IUBio

brain sizes: Einstein's and women's

John Knight johnknight at usa.com
Wed Jul 17 14:06:34 EST 2002


"Cary Kittrell" <cary at afone.as.arizona.edu> wrote in message
news:agvq1p$c37$1 at oasis.ccit.arizona.edu...
> In article  <Y2lY8.59633$P%6.3955165 at news2.west.cox.net> "John Knight"
<johnknight at usa.com> writes:
> <
> <http://christianparty.net/timssl10.htm
> <
> <Question L10 on the 12th Grade TIMSS Math test given to 12th graders
around
> <the world in 1995 reveals an astounding difference in math skills between
> <the sexes in all the countries who participated.  The average difference
in
> <all countries was 8.3%, with 31.9% of boys and 23.6% of girls answering
> <correctly, but the difference in the US was 12.3% (14.9% of girls and
27.2%
> <of boys).   In countries like Sweden where 59.8% of the boys answered
> <correctly, guesses on the test would not have influenced the scores by
that
> <much, but where only 14.9% of American girls answered correctly, guesses
> <must be taken into account.
> <
> <Since this was a multiple choice question with five possible choices, the
> <probability of getting the correct answer just by guessing is 20%.  In
other
> <words, for every five students who guessed, one of them would have gotten
> <the correct answer by chance.  The maximum score would have been achieved
> <had all the students who didn't understand the problem guessed at the
> <answer, so where 14.9% of American girls answered the problem correctly,
20%
> <of them would have gotten the correct answer if all of them had just
guessed
> <at the question.  It's not clear how they managed to score lower than if
> <they had just guessed, but discovering why may go a long way towards
> <understanding what has gone wrong with American "education".
> <
>
> Oh, it's trivially clear, isn't it?  The composite score is derived
> from three fractional populations:
>
>     P1, who knew the answer cold
>     P2, who thought they did -- incorrectly
>     P3, who guessed
>
> so obviously any given score may be described as:
>
>     P1 * 100 + P2 * 0 + P3 * 20
>
> where P1 + P2 + P3 = 1.
>
> You can only apply a correction for guessing across the board
> if you assume that P3 is one hundred percent of the test population.
> In point of fact the problem is under-determined, and so there
> is no way of to determine the relative sizes of P1, P2, and P3
> from the data given.  You make an implicit assumption that all
> girls are members of P3, and this leads to subtracting a correction
> for random guessing to the entire population resulting in
> mathematical absurdities like your claim that in eight of
> the twenty-eight questions, girls scored less than zero.
>
> Little speed bumps like "It's not clear how they managed to score lower
> than if they had just guessed", or the conclusion that more girls
> got the question wrong than took the test, should act as reality
> checks, telling you something is wrong with your method.  Applying
> some reality checks to my little equation:
>
>     if all girls knew, P1 = 1.0 and the composite score is 100.
>     if all girls knew wrong, P2 = 1.0 and the composite score is 0.
>     if all girls just guessed, P3 = 1.0 and the composite score is 20.
>
>
> You assume p3 = 1, which incorrectly penalizes not only the girls who
> knew the right answer, but even the girls who knew the wrong answer,
> giving the former population less than their correct score of 100 for the
> question, and  the latter population less than their correct score of
zero.
>
>
> -- cary

Correct.  Very good.

It's impossible to know *exactly* how many girls thought they knew the
answer,
and instead had the wrong answer (P2).  But because so few got the correct
answer, it's a good educated guess that P1 can't be greater than 0.

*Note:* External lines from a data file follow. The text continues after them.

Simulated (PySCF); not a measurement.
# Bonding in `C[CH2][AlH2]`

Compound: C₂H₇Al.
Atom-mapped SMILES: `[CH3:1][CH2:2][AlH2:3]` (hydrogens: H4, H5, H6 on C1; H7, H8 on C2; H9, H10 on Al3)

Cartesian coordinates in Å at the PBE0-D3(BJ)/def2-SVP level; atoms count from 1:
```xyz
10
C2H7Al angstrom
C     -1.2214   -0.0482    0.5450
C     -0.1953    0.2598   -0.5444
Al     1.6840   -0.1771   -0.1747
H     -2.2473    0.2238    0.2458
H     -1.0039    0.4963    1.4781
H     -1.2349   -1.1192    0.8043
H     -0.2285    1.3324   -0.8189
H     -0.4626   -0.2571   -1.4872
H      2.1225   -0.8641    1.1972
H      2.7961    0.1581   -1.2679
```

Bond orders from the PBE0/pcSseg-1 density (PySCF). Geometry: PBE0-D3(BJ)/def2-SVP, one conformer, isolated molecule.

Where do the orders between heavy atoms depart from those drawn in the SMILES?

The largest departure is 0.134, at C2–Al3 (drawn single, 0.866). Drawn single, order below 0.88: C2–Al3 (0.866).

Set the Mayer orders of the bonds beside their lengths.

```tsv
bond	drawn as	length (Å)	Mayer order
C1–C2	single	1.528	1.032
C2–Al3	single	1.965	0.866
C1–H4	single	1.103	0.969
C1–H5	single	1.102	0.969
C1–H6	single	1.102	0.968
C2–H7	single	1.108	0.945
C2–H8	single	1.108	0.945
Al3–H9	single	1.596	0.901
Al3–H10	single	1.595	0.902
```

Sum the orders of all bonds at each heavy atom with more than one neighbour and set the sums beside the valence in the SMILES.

In the example above where 14.9% of girls got the correct answer, we know
that 85.1% of them got the wrong answer, and that they did so by guessing
wrong.  So based on this educated guess, P2 has to be 5.1%.

What this means is that no girls knew the correct answer [P1 = 0] and 5.1%
of them thought they knew the right answer but had the wrong answer [P2 =
5.1%].

It's possible but highly unlikely that P1 > 0, in which event we'd have to
subtract P1 from P2 to know exactly how many of them were this misinformed.

So the question is, Cary, why were American girls so misinformed about this
particular problem (and a whole host of other problems which had a similar
result)?

The way I see it, there are only three possibilities:

1) They learned the wrong thing in the classroom.

2) They were taught properly in the classroom, but relied on their
"intuition" rather than on what they were taught.

3) The error in the test is greater than 3% (like around 5%).

Based on the repeatability of the test, and its relative consistency with
other tests given by different organizations, I believe that their estimate
of a 3% error is very conservative [read: too high].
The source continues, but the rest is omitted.